As you can see, right now, here is how the metric text translates the current example:

"ThisisanexampleofcontentSpecialcharacterexamples20amp37registeredtrademarkreg"

Here is what I am trying to get it to do:

It needs to be camel cased, meaning each letter of each word needs to be capitalized.
Certain symbols need to be translated to a word. So for example, "%" needs to say "Percent" - and "&", (ampersand), should say "And".
HTML entity names should not appear. For example, "®" should just not appear in the metrics. Right now it shows the "reg" word. So basically anything that is between "&" and ";" should not appear - as well as the "&" and ";" parts. Make sense? Though here is where it gets difficult - & should also not appear - or at least it can say "And".

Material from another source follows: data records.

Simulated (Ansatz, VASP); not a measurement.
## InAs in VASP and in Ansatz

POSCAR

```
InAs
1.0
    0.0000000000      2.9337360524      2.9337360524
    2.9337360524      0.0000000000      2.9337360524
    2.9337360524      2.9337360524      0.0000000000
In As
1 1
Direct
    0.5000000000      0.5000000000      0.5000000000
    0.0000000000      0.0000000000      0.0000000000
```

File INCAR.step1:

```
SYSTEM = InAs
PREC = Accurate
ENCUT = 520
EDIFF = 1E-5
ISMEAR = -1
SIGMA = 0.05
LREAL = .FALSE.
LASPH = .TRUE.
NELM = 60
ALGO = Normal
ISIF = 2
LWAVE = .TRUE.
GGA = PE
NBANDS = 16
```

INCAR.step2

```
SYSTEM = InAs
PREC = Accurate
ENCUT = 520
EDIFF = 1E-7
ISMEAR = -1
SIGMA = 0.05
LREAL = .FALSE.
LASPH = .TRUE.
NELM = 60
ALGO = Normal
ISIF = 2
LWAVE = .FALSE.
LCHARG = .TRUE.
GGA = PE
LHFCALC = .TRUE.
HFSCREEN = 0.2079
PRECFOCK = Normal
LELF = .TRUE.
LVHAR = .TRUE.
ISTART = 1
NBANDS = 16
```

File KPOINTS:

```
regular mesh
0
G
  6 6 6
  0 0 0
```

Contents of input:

All that said - here is what I am trying to achieve.

Current version:
ThisisanexampleofcontentSpecialcharacterexamples20amp37registeredtrademarkreg

What I am trying to get it to look like:
ThisIsAnExampleOfContentSpecialCharacterExamples20PercentAndRegisteredTrademark

I've tried combining functions and had somewhat gotten it to work, but not completely.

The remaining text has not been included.